Source: http://ecode360.com/30720232
Timestamp: 2017-09-23 14:42:59
Document Index: 705745775

Matched Legal Cases: ['§ 278', '§ 278', '§ 278', '§ 278', '§ 278', '§ 10', '§ 278']

Village of Naples, NY Sewers
Ch 278 Art I Sewage Disposal Benefit Area
§ 278-1 Purpose; findings; legislative authority.
§ 278-2 Area established.
§ 278-3 Area identified.
§ 278-4 Financing.
Chapter 278: Sewers
Water — See Ch. 372.
Chapter 278 : Sewers
Article I Sewage Disposal Benefit Area
Article I: Sewage Disposal Benefit Area
[Adopted 11-18-2015 by L.L. No. 3-2015]
The purpose of this article is to establish a sewage disposal benefit area within the Village of Naples. The benefit area would only serve a portion of the Village, specifically the so-called "Main Street Corridor." This benefit area is more particularly delineated on a map prepared by Hunt Engineers dated October 30, 2015, which this article shall hereinafter incorporate by reference. The properties to be served by the benefit area are also described in § 278-3 hereof, by reference to their Tax Map numbers and by the names of the property owners as of June 1, 2015.

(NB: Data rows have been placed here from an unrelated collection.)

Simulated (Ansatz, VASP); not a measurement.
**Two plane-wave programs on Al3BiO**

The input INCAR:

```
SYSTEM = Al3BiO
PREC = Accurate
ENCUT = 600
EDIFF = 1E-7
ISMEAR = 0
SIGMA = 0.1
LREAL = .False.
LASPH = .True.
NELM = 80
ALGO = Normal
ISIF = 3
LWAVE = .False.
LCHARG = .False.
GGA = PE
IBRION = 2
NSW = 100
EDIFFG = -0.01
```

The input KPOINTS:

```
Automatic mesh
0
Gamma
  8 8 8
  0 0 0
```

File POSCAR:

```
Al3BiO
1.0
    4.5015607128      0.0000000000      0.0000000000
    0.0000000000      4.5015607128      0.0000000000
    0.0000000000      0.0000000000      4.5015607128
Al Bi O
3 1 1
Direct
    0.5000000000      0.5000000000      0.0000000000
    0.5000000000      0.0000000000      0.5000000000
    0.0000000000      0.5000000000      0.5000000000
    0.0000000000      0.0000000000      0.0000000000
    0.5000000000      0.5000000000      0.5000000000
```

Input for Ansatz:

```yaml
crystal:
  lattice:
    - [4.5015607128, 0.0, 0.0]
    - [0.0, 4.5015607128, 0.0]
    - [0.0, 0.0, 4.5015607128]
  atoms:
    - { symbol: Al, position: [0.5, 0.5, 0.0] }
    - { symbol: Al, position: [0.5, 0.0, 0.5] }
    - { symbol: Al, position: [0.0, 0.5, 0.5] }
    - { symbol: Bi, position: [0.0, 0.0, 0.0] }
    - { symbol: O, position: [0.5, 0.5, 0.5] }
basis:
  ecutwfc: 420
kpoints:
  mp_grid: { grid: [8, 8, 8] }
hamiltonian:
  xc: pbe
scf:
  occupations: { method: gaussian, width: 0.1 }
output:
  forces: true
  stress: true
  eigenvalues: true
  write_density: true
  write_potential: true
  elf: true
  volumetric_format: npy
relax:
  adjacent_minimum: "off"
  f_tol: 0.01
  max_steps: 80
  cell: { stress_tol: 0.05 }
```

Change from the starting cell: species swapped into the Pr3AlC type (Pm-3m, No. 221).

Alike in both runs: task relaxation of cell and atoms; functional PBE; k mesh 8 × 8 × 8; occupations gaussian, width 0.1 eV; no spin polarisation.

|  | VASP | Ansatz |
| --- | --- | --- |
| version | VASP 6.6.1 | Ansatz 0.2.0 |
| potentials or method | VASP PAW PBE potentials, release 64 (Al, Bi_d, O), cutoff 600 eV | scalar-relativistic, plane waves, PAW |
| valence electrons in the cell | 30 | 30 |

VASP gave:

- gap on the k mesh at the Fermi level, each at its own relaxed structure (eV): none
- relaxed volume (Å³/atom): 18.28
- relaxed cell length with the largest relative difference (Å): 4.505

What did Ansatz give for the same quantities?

The Board of Trustees of the Village finds that a municipal sewage disposal system is in the interest of the community and will promote the health, safety, and general welfare of its citizens.
The Village is now served by a patchwork of individual private disposal systems consisting generally of septic tanks and leach fields. The Village Board finds that many of these systems have either failed or, upon inspection, do not meet current state or local standards. These systems must be upgraded, repaired, or replaced, often resulting in considerable expense to the owners. In addition, although no definitive scientific data exist, the Village Board has heard reports that failing private disposal systems either have resulted in, or could result in, sewage being discharged into Naples Creek, a tributary of Canandaigua Lake, which is a source of drinking water for many in Ontario County.
Furthermore, the Village Board has been advised that existing local businesses are reluctant to expand their operations, and outside businesses are hesitant to locate within the Village because of the lack of a municipal sewer system. These factors have a deleterious effect upon local employment and upon the Village's ability to expand its property tax base.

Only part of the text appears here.